[RyanN]

So you have a potentiometer that goes from 0 to 5 volts, right? In your code, it will read back to you that voltage, right?

A potentiometer is nothing else but a voltage divider when setup the way you do. You turn it all the way in one direction, and it shows 0V, and you start turning it the other direction and it will (hopefully) linearly go to 5V. That is, if you have a linear potentiometer.

There are to basic kinds, linear and logarithmic. Logarithmic potentiometers are usually used for audio applications since hearing is exponential in the way it is perceived.

Therefore, if you have a linear pot, it should increase linearly (in a straight line) from 0 to 5 volts.

If you're using LabVIEW, the value is returned to you as a voltage. In C++ or Java, I'm not sure... I've never used those for the new FIRST system. I'm pretty sure it's returned back as a floating point voltage from 0 to 5 volts though.

Therefore, for a 170˚ rotation potentiometer, all you need to do is figure out your scaling factor (or slope). There should be no offset (y-intercept) unless you need it.

So... at 5V, say it's at 170˚. At 0V, say it's at 0˚. Or...

(x, y): (0, 0), (5, 170)

Hopefully you know how to find slope... if not:

m = (y2 - y1) / (x2 - x1), or (170 - 0) / (5 - 0)

Simplified, it's 170 / 5, or even simpler, 34.

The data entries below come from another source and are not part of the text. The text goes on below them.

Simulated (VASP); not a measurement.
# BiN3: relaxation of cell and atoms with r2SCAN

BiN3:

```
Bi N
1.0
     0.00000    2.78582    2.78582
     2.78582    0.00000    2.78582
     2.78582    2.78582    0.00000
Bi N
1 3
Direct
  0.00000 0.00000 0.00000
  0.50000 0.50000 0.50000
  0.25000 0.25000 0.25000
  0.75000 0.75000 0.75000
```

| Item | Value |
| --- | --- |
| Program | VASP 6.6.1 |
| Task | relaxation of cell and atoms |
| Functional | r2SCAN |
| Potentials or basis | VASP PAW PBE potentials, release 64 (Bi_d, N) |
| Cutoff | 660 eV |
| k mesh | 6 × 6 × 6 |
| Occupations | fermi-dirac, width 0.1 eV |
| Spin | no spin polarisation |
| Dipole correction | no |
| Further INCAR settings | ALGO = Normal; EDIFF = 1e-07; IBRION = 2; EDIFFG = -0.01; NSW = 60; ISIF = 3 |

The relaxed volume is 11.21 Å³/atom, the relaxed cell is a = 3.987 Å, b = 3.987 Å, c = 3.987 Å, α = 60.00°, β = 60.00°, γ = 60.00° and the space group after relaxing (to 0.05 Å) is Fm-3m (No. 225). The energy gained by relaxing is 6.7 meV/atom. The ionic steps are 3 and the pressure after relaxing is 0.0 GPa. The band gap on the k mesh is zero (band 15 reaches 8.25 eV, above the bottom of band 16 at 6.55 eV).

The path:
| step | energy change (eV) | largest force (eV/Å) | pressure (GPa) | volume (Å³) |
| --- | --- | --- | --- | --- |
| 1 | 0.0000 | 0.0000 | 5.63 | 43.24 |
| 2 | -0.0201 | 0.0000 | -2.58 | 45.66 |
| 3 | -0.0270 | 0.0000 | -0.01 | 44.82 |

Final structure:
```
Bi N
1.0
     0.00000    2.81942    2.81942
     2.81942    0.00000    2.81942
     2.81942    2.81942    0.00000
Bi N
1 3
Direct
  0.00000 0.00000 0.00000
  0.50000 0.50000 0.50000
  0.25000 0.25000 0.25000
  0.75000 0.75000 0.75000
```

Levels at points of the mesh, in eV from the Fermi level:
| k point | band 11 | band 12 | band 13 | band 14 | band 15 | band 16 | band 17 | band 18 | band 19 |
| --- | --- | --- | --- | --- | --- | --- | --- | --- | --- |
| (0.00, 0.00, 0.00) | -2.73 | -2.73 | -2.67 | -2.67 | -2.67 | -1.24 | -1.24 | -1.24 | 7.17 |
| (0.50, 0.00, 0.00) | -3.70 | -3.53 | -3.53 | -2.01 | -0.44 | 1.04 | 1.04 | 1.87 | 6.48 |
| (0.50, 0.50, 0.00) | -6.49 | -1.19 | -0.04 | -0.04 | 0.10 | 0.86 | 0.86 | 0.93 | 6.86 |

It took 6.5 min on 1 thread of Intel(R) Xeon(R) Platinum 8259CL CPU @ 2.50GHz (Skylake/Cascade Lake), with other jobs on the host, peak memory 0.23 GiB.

So finally, to get an angle, simply multiply your voltage by 34.

angle = voltage * 34
0˚ = 0V * 34
170˚ = 5V * 34

Beware of cheap potentiometers. They have a lot of dead-band near either end. For a 170˚ pot, only expect about 150˚ of it to be useful. The extremes will just stick at 0 and 5V.

Also, consider yourself lucky that the WPI lib does all the math to get you a clean voltage from 0 to 5 volts. Real world use of voltage is a lot harder to use properly.